Haley’s launch means Republicans have an official and highly plausible rival to former President Donald Trump. The party desperately needs this. It is held against Haley that she worked for Trump (as United Nations ambassador) and previously said she wouldn’t challenge him. Trump quickly drew attention to the awkward flip-flop. But Haley’s U.N. stint is a strength, as is her successful governorship of state. Her 180-degree about-face on battling him will, however, be raised repeatedly and will require deft explanation again and again.

Both her early entry into the race and Trump’s are, however, signs of weakness. Trump’s reelection launch was a hollow act of bravado. He made it immediately after being exposed as a dead weight on the GOP by the defeat of his favored midterm candidates. He urgently wanted to end talk about his weakness and so he did something dramatic to give the impression that he was not yesterday’s man, not a spent force. He has some poll strength but not what he should have after being the only candidate for two months.

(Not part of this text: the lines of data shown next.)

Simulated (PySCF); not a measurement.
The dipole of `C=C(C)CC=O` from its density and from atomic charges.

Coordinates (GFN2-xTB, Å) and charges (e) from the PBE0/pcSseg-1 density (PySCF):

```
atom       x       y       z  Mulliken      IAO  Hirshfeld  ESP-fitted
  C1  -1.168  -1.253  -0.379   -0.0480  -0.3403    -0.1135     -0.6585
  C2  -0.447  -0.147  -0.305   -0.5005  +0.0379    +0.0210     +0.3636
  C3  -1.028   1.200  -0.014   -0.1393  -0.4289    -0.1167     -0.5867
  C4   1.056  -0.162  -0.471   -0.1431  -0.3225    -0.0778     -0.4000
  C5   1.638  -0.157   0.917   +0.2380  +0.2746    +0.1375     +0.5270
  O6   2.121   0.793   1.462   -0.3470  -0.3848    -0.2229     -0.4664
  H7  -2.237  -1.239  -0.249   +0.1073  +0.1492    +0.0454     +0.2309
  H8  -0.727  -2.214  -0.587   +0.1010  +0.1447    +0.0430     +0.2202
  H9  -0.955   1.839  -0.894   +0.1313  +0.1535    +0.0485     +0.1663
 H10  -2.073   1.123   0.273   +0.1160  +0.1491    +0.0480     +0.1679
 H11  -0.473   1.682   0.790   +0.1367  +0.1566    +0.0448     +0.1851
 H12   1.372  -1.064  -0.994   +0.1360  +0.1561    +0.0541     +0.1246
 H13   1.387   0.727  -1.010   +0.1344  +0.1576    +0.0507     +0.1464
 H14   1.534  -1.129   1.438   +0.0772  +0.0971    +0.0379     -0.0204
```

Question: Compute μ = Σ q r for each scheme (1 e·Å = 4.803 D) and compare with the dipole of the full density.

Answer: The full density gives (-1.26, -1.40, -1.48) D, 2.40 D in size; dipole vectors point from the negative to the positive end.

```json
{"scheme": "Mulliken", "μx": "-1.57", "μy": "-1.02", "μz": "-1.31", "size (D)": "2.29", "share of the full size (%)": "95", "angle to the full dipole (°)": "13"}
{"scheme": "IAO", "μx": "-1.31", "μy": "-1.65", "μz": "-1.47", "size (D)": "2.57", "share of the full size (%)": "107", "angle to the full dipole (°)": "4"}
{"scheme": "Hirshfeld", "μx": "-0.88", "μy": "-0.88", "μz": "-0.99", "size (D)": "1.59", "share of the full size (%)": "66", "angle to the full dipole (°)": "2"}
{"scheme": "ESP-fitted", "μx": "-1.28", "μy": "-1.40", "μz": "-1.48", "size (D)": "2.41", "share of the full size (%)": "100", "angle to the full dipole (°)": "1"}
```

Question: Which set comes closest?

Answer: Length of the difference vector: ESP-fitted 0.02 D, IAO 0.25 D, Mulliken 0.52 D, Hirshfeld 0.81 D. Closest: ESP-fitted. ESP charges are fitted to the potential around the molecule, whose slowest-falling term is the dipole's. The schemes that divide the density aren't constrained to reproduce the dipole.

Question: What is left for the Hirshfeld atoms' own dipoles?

Haley is getting in now because although she is admirable, accomplished, and poised, there is no popular demand, no clamor for her candidacy. Despite long positioning herself for this bid, no one is asking her to run. She desperately needs to attract attention and enthusiasm. She is presenting herself attractively as neither black nor white and as the harbinger of a new generation of American leadership. Her campaign launch video evokes her upbringing on the wrong side of the tracks, but nothing in years of careful priming suggests her train has the locomotive force to reach its intended destination. That is why former national security adviser John Bolton quickly opined that she is really running for vice president.

As dissimilar as Haley is from Trump, and as both are from Scott, they all seem doomed, as do other contenders, to be secondary candidates up to and perhaps beyond the expected announcement of Gov. Ron DeSantis when the Florida legislative session ends in May. He is the only Republican who seems to have the oomph to defeat Trump. So, the primary campaign for the Republican nomination will not seem genuinely to have begun until he enters it.

Unlike Haley or Scott, indeed unlike all other possible contenders readying a White House bid, such as former Secretary of State Mike Pompeo, DeSantis draws genuine enthusiasm rather than just respect. There is popular demand for his candidacy. Republicans want him to run. They see him as capable of separating the good from the bad of Trump’s one term, keeping the former and not carrying the ugly load of the latter. Until DeSantis is in on the battlefield, the primary will seem like a phony war.

Maybe, however, he will stay out. Looking at the landscape, you can see why he might sidestep a 2024 confrontation with Trump and wait another four years. After all, presidential incumbents have advantages over challengers, and it is easy to imagine Trump beating his GOP rivals with a shaky plurality and then losing to President Joe Biden again. DeSantis would be only 50 years old in 2028 and could run for a vacant presidency with both Biden and Trump out of the picture.

But fortune does not favor the timid. DeSantis has a problem and it is the exact opposite of the one faced by all his rivals. It is the pressure of popularity. There is conservative demand for his leadership. If he wimps out after burnishing his reputation as a fighter so brightly, it could tarnish him permanently.

Haley is not just ambitious but also daring in her decision to get into the race. It may not be enough. But if DeSantis seems too calculating and fails to take his opportunity now when the time seems right, there is a good chance that it won’t come again. Who dares wins.